Pitching for the third straight day for the first time all season, Jansen clearly didn't have it Tuesday night in Tampa. Entrusted to protect a 6-5 lead in the 11th inning, he instead failed to retire a batter before Brandon Lowe launched a titanic game-winning homer down the right field line.

Jansen's first blown save since May 13 could not have come at a worse time, with the Red Sox on the verge of taking the first two against their southern tormentors and potentially pulling within four games of the final wild card spot.

But since realists recognize that the path to the playoffs pretty much washed out a month ago, now is a good time to salute what Jansen has meant to this season, rather than bemoan the illusion of contention he let slip away.

Under Chaim Bloom, the Red Sox had hoped to hand closing responsibilities to All-Star right-hander Matt Barnes, but his ill-fated extension ended with a trade to the Marlins for the since-released Richard Bleier.
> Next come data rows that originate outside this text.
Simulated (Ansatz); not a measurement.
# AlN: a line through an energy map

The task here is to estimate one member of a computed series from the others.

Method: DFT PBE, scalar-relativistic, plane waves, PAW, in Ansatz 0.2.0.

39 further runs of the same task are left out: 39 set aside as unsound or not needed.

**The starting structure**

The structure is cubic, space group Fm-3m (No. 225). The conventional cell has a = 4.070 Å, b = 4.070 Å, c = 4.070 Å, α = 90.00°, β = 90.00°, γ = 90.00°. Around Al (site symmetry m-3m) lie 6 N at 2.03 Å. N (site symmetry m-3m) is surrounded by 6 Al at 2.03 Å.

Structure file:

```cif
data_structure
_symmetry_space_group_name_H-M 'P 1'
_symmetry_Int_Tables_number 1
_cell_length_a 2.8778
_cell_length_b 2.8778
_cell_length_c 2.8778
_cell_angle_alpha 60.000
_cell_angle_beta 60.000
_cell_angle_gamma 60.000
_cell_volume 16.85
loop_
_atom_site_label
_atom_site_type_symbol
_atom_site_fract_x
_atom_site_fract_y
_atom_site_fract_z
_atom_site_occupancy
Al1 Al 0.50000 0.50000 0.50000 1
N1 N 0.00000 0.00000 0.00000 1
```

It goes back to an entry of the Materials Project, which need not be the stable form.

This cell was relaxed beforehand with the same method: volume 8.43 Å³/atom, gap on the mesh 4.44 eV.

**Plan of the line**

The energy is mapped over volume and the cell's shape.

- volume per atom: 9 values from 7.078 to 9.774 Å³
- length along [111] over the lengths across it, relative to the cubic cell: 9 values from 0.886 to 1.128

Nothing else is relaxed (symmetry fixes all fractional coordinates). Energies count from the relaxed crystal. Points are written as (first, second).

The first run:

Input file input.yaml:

In between, they entrusted the ninth inning last year to anyone who answered their Craigslist ad. Nine pitchers recorded saves and two others blew them in a revolving door that tried Alex Cora's sanity. No Red Sox reliever saved more than eight games, leaving Cora mystified about who would record the final outs of any given game. Jeurys Familia, we hardly knew ya.

The Red Sox blew 29 saves last season en route to a last-place finish. Would a representative bullpen have given them the additional eight wins they needed to reach the playoffs? That's asking a lot, but they might've at least made it interesting.

It looked like they'd try to piece together the ninth once again this year until they made an aggressive pivot in free agency, losing Xander Bogaerts one minute to the Padres, and signing Jansen to a two-year, $32 million contract from the Braves the next.

It was by no means a guaranteed home run. Though Jansen led the National League in saves last year (41), he also turned 35 that September. Closing in on 800 career appearances and 400 saves, it was entirely possible he'd run out of gas, especially with rules changes forcing the league's slowest worker to pick up the pace.

Instead, he has been reliably lights out pretty much all year, turning the ninth inning into Cora's comfort zone. Not only has he saved 29 of 33 chances, but over 40 percent of his appearances have been perfect, and 10 of his saves have required no more than a dozen pitches.  He has basically been the Terminator.

The hulking right-hander does it the old-fashioned way, too, lumbering in from the bullpen like Hall of Famer Lee Smith, and then firing his signature cutter like Mariano Rivera's understudy. When he's on, the cutter darts away from right-handers and his elevated 95 mph fastballs swallow them whole. Until Wednesday night, he had been remarkably on for nearly four months.

A year after recording the sixth-most blown saves in baseball, the Red Sox lead the league with only 13. Hopefully there's a lesson in there for a front office that likes to bargain hunt. While the 2021 team would not have reached the American League Championship Series without the contributions of scrap heap pickup Hansel Robles, it's also true that he soon reverted to pumpkin form before being released last July.

Ninth-inning certainty costs money, and the Red Sox spent it this year. They have been richly rewarded, which one lousy outing doesn't change.